Action for Water Adaptation and Resilience initiative launched


Action for Water Adaptation and Resilience initiative launched

A new Action for Water Adaptation and Resilience (AWARe) initiative has been launched at the UN Climate Change negotiations, reflecting the importance of water as both a key climate change problem and a potential solution. It underlines the commitment of Egypt as COP27 President to making water a top priority.

The AWARe initiative, which was drafted by the COP27 Presidency with the support of WMO, was launched on Water Day on 14 November. It is a collective effort, with input from many stakeholders and UN agencies.

“This is the first time we have water as part of the informal agenda of the COP,” said Hani Sewilam, Minister of Water Resources and Irrigation, Egypt.

He added that he turned to WMO in order to enable synergies in the governance structure and to ensure that the initiative gains momentum from one COP to the next.

“The Global Water Crisis is currently affecting billions of people worldwide and is projected to be further aggravated by increasing demand, changing water availability, and increasing impacts of floods and droughts, which calls for greater international cooperation,” said Dr. Sewilam.

AWARe has three principal aims:

  • Decrease water losses worldwide and improve water supply
  • Promote mutually agreed, cooperative water adaptation action
  • Promote cooperation and interlinkages between water climate action in order to achieve the 2030 agenda and in particular Sustainable Goal Six on water and sanitation.

“WMO supports AWARe as an initiative complimentary to the Early Warning for All and the Water and Climate Coalition. AWARe can be a practical vehicle to implement Early Warnings for All, and the Water and Climate Leaders Call to improve water data and information for a climate-ready world,” said WMO Deputy Secretary-General Dr. Elena Manaenkova.

In a statement published at COP27, Water and Climate leaders urged negotiators to “get serious about water.”

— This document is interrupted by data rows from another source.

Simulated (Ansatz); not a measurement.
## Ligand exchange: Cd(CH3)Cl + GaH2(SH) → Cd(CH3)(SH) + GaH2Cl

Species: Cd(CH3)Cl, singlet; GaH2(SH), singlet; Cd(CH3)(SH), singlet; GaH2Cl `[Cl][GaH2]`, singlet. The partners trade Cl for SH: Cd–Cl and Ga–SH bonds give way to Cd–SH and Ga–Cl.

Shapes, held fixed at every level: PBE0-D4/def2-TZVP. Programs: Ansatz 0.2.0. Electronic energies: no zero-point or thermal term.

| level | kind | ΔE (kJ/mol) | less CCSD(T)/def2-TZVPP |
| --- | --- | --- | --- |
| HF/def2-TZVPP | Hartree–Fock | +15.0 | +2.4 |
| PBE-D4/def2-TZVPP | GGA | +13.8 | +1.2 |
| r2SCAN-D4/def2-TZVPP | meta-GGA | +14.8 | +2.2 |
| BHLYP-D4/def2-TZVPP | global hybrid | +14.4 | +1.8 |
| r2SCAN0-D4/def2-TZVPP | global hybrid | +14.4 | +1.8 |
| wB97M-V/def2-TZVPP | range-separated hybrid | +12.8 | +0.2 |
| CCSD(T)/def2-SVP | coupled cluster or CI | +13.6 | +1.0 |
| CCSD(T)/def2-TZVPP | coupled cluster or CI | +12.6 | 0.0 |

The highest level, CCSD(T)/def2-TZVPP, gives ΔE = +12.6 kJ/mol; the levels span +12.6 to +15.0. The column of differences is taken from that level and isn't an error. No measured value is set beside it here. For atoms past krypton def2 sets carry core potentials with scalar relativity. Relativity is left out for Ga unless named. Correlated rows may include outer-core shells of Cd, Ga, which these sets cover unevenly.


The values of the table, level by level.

Currently, 3.6 billion people face inadequate access to water at least a month per year and this is expected to increase to more than 5 billion by 2050. Between 2001 and 2018, UN-Water reported that 74% of all-natural disasters are water-related (i.e. floods and droughts). Water-related hazards are therefore an important part of the new initiative to achieve Early Warnings For All in the next five years.